Because replicability in the humanities³ is generally more complicated⁴ than in other sciences, it has been discussed that it might not even be desirable at all.⁵ However, the principles of publishing reproducible results are certainly important for digital humanists who produce knowledge using digital tools and algorithms. For example, the statistical analysis of a dataset should be reproducible and the ability to do so will probably also be an essential component of the emerging digital hermeneutics in history. Luckily, most digital methods make results easily reproducible as a significant part of the work exists in silico, as media, data or code. Those digital assets come coupled with methodologies that have been developed to easily reproduce the workflow that has been applied while doing research (content management systems, version control systems, digital asset repositories etc.).

To make the results of digital humanities projects reproducible, it is necessary to publish not only the results but also digital assets (data, software). Publishing those along with your research paper is still not considered a requirement in humanities journals but it is becoming more popular⁶ and has several benefits. By giving readers an insight into the methods used, it helps them to build directly on your work and it immensely increases your scientific visibility. Although opening up this way is sometimes accompanied with unease, it also helps others to be involved in constructive criticism of your work and thus enables building better foundations for further research.
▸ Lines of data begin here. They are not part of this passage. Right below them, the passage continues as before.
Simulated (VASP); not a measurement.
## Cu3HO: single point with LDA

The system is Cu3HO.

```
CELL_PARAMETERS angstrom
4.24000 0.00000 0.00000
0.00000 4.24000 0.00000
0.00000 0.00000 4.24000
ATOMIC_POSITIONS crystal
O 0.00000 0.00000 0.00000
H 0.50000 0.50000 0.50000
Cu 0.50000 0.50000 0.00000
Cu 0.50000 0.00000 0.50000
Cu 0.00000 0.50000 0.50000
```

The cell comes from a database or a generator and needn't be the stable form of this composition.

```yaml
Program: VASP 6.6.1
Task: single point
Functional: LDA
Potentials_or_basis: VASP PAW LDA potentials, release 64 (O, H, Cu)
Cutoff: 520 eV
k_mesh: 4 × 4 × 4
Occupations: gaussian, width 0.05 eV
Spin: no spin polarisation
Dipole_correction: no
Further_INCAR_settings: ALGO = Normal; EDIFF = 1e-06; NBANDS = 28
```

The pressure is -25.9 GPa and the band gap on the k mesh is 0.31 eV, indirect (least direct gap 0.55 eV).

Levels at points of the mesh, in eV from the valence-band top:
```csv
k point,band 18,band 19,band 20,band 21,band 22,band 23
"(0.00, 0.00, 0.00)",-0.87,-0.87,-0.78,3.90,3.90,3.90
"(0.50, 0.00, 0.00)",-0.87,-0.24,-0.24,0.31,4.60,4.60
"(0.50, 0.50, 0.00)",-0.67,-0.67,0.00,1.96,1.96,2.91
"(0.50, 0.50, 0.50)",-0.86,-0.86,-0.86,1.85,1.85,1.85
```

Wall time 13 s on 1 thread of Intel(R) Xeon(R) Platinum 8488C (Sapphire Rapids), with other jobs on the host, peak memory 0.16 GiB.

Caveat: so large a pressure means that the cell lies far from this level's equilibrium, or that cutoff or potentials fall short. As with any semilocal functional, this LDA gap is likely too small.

Let us move on to the goal of the current post: how to publish your data and code alongside your research?

Let’s assume that you have a dataset in Excel format that is used as a data source or a Jupyter Notebook file including statistical analysis and generation of diagrams used in your article.

You would like to make this material available for others to explore, use and cite. A traditional way of sharing has been the use of private or institutional digital space (eg. data published on a web page) and your main article refers to its URL. Unfortunately there are no guarantees that the selected service will continue to exist and it is not citable as a scientific publication. Also, other researchers attempting to reproduce your results would like to access exactly the same dataset, or code, you used, but there are no guarantees this is the case on private servers. To solve those problems Zenodo, a domain agnostic, free, open-access research repository, was created within the OpenAIRE project, which is located at the CERN Data Centre and funded by the EU.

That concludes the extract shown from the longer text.